I pan through the options on Youtube until I land on Taylor Swift's Blank Space and he flaps his hands and tilts his head with a huge smile, screaming wordlessly but I hear him loud and clear That one that one PICK THAT VIDEO.

"This is a good one?"

Happy sigh, he give me the "a-ok" sign with his fingers and plops into my lap, squeezing and squiggling in with us, thumb firmly into his mouth. He takes my hand and places it on his cheek. Yep this song hits the spot let's all listen to it together.

Julian makes an anxious squeal, feeling the closeness of the smaller brother who is still learning how to keep his hands to himself, Mom he's too close and it's making me nervous.

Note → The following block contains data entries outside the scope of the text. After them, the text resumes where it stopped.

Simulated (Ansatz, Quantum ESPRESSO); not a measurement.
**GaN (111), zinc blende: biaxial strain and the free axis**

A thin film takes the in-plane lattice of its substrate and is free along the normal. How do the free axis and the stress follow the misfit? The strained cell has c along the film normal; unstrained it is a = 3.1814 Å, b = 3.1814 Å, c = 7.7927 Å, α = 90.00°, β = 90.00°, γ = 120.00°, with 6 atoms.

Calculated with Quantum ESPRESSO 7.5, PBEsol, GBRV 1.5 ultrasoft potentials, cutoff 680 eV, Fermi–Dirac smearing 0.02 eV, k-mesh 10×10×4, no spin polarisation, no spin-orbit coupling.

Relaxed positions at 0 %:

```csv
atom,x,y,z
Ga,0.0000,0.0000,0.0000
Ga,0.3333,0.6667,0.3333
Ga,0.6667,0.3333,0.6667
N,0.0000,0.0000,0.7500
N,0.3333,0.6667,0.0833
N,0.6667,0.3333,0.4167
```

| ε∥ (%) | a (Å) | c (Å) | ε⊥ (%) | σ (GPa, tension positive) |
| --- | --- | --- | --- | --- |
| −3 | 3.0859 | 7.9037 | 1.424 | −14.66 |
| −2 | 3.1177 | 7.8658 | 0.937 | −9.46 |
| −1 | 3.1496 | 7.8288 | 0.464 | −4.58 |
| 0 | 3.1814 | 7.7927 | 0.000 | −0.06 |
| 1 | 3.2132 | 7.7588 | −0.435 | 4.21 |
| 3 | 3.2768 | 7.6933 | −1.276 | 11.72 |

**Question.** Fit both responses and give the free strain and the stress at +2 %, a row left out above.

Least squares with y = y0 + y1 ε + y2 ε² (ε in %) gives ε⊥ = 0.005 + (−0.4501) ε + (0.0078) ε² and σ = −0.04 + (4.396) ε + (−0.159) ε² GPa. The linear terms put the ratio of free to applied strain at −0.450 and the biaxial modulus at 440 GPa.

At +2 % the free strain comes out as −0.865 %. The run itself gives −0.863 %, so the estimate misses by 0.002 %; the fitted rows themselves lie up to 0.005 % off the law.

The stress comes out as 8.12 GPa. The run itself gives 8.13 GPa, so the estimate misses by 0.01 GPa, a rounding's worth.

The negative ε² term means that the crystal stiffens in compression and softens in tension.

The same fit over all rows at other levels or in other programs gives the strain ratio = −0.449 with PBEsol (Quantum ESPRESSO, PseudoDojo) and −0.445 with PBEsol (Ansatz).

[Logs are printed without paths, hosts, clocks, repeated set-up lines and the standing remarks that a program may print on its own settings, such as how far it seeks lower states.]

"Let's give everybody their own space." I tell them, shifting them around so one is nestled on either side. Julian gives me a huge drooly grin and a joyful "Gaaaaaahhhh" sound, leaning into me, Thanks mom, you always know what to do. I'm happy to be safe beside you.

Until I had a neurodiverse loved one who communicated in alternative ways, I didn't understand what it was like to KNOW someone. I KNOW what my little boys are saying to me, with their bodies and their vocalizations and their signing and their expressions. Baby brother has only a few spoken words and less than twenty regular signs, and Julian has even less "conventional" communication, but I HEAR them. I always know what those two mean. Sometimes I feel like I understand them better, and am better understood by them, than the people in my life who are verbal!

Saying all that to say, don't write off the "nonverbal" kids. If you choose to make one of them YOUR kid, I promise that if you let them, they will communicate with you soul to soul. Your conversations with them will happen on a deeper level than you've ever experienced just "chatting" with someone.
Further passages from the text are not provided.